Clarification: when talking about world-states I mean world-state minus the state of agent (we are interested in the external actions of the agent).
For starters, you can have goal-directed behavior without steering the world toward particular states. Novelty seeking, for example, don’t imply any particular world-state to achieve.
And I think that the more strong default is that agent will have goal uncertainty. What reinforcement learning agent can say about its desired world-states or world-histories (the goal might not be expressible as an utility function over world-states) upon introspection? Nothing. Would it conclude that its goal is to make sure to self-stimulate as long as possible? Given its vast knowledge of humans, the idea looks fairly dumb (it has low prior probability) and its realization contradict almost any other possibility.

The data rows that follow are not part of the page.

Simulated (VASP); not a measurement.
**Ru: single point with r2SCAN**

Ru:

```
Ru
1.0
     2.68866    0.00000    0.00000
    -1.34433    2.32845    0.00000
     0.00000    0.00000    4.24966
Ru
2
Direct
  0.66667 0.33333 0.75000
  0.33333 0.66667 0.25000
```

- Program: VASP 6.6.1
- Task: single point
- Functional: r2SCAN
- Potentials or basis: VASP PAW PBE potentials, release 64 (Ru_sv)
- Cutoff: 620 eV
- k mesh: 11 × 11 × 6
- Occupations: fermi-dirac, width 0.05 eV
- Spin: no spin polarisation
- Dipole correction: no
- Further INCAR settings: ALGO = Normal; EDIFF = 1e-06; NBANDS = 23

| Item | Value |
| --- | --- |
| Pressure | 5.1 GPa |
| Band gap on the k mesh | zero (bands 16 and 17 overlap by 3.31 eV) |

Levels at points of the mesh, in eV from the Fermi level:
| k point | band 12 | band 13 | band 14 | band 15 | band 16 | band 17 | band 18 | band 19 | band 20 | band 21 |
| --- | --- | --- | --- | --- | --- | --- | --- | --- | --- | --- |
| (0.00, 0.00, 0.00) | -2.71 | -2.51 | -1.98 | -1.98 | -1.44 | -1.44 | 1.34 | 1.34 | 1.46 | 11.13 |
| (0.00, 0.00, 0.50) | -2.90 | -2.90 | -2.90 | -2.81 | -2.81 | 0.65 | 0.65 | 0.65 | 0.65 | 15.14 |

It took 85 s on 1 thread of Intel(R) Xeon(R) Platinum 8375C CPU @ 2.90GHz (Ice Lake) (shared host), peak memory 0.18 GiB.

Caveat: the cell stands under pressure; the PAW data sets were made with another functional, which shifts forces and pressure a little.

The only kind of agent that will know its goal with certainty is an agent that was programmed with its preferences explicitly pointing to the external world. That is upon introspection the agent finds that its action selection circuitry contains a module that compares expected world-states (or world-state/action pairs) produced by the given set of actions. That is someone was dumb enough to try to program explicit utility function, but secured sufficient funding anyway (completely possible situation, I agree).
But does it really removes goal uncertainty? Sufficiently intelligent agent knows that its utility function is an approximation of true preferences of the creator. That is prior probability of “stated goal == true goal” is infinitesimal (alignment is hard and agent knows it). Will it be enough to prevent the usual “kill-them-all and make tiny molecular squiggles”? The agent still has a choice of which actions to feed to the action selection block.
For starters, you can have goal-directed behavior without steering the world toward particular states. Novelty seeking, for example, don’t imply any particular world-state to achieve.
If you look from the outside like you’re competently trying to steer the world into states that will result in you getting more novel experience, then this is “goal-directed” in the sense I mean, regardless of why you’re doing that.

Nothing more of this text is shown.